We did all the requisite palace tours we could fit into our few days in Vienna, notably the Sisi Museum in the Hofburg Palace, and the royal tour in Schonbrunn, right before we sat down for dinner and a concert. Since we couldn't take any photos inside the exhibition (except for the ones I snuck in with my phone), excuse the impromptu portraits I took in the gardens during the nicest of golden hours as a vain substitute for visual content, featuring my Gary Bigeni skirt in abundance.
The way the Schonbrunn Palace and Empress Sisi exhibitions are structured is that they take you on an audio-guided route through the palaces themselves, walking on red carpet the entire time. If you want a definition of excess and opulence, you only have to look at their candlestick holders (how did anyone need so many?)
I could talk at length about the glittering, golden embellishments of decorative furniture and interior design, but this is a travel diary where I want to talk #traveltruths, and the truth is that experiencing these tours and palaces gave me a curious mixed feelings of being unspeakably awed, but also with a small, niggling feeling of disconcertedness.
There's something about seeing something in an art gallery or museum - put consciously on display and singled out as a thing to be looked at - that is very different to this kind of exhibit, where you're walking through the actual room where it happened (the room where it happened...), where the curators have attempted to simulate the state of the room in a particular time.

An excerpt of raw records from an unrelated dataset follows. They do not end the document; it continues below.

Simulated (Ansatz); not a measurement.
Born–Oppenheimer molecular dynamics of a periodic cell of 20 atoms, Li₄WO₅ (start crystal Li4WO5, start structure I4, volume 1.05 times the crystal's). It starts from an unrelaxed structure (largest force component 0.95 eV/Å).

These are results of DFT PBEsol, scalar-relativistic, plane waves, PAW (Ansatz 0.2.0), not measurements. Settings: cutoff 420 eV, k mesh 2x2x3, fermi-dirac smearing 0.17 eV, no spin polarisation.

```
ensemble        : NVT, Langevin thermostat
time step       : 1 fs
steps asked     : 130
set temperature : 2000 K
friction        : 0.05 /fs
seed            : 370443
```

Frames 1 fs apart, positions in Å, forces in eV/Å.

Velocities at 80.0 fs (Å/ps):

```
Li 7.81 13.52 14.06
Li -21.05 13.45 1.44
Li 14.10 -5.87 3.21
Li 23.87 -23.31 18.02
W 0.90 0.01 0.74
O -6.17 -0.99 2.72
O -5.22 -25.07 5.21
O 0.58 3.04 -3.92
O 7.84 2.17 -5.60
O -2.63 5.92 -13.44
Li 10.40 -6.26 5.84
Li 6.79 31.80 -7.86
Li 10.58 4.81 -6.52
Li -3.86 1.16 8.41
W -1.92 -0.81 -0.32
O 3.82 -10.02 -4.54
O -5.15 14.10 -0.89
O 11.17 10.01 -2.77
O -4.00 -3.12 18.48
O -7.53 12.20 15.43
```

Objects are placed in their 'original' places, clothes are draped artfully over chairs and slippers placed out, the dinner table is set out just as it would be for the royal family. Grandiose gowns are placed on mannequins and stood in the centre of the room. It's a beautiful visual display of history and a credit to its curators. Perhaps the disconcertedness came from the dollhouse feel of the display, full of small banal objects like combs or washing basins that have been reframed to be artefacts of importance. The solemn regularity of the architecture and pristine gardens outside also added to that sense of something having been perfectly set up and then placed in a glass cloche, or taxidermied. A dollhouse, strictly not for children's hands.
Walking through the Empress' gallery in Schonbrunn where - supposedly - a young Mozart had first performed, I found myself looking for some sign of age in the corners, smudges in the doorframes, something that could mark the building for its true age. But it was too well preserved, to betray marks of its history.